But this self-conscious retrospection - in a sense another kind of competitiveness - also reflects the extent to which monasticism was a textual phenomenon as much as a material one, a key theme of the book. Every iteration of it existed in relation to its predecessors, as understood through not just the various Rules and typika which came to govern monastic life, but also through the immense quantity of hagiographic literature. This was particularly true in the East. Hagiography, Jotischky notes, is the single largest category of Byzantine literature; the Bibliotheca Hagiographica Gracea, contains some 3,000 lives.
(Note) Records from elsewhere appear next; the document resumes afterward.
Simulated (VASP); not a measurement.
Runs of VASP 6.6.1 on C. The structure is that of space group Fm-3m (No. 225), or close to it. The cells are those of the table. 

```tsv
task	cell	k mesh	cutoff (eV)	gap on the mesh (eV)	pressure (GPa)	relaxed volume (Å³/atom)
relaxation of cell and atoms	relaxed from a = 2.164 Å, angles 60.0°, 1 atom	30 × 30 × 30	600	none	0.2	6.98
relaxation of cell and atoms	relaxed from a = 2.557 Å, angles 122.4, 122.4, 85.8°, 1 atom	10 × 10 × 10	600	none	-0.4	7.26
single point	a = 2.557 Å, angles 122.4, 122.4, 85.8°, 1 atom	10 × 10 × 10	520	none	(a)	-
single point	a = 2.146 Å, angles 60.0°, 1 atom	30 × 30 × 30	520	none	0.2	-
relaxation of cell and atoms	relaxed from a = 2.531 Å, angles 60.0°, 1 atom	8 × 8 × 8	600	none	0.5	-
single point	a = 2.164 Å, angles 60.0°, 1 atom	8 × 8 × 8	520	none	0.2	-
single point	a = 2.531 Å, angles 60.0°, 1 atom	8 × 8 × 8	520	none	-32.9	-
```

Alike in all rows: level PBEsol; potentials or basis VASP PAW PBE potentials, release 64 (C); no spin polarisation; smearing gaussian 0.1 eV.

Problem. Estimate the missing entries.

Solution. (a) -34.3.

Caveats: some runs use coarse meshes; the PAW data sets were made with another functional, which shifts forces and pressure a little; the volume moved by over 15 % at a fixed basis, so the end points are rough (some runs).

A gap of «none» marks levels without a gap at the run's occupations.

Some tried to reconcile the prayer and labour, as if spiritual and manual work were two parts of the same process. Monks could practise manual labour “in such a way that meditation on the psalms and the rest of the scriptures is never entirely omitted”, Cassian suggested. In practice, however, the roles quickly diverged. In Palestine, volunteering for menial work was the first step on the path to virtue that rose from work in the stables and kitchens to a place in the choir. In the Irish monastic tradition, manual labour was understood to be a form of penance rather than a routine obligation. The Basilian rules that informed monastic life in the Byzantine world, meanwhile, saw it as a social leveller: the higher the previous social status of the monk, the heavier the manual tasks should be to teach them humility.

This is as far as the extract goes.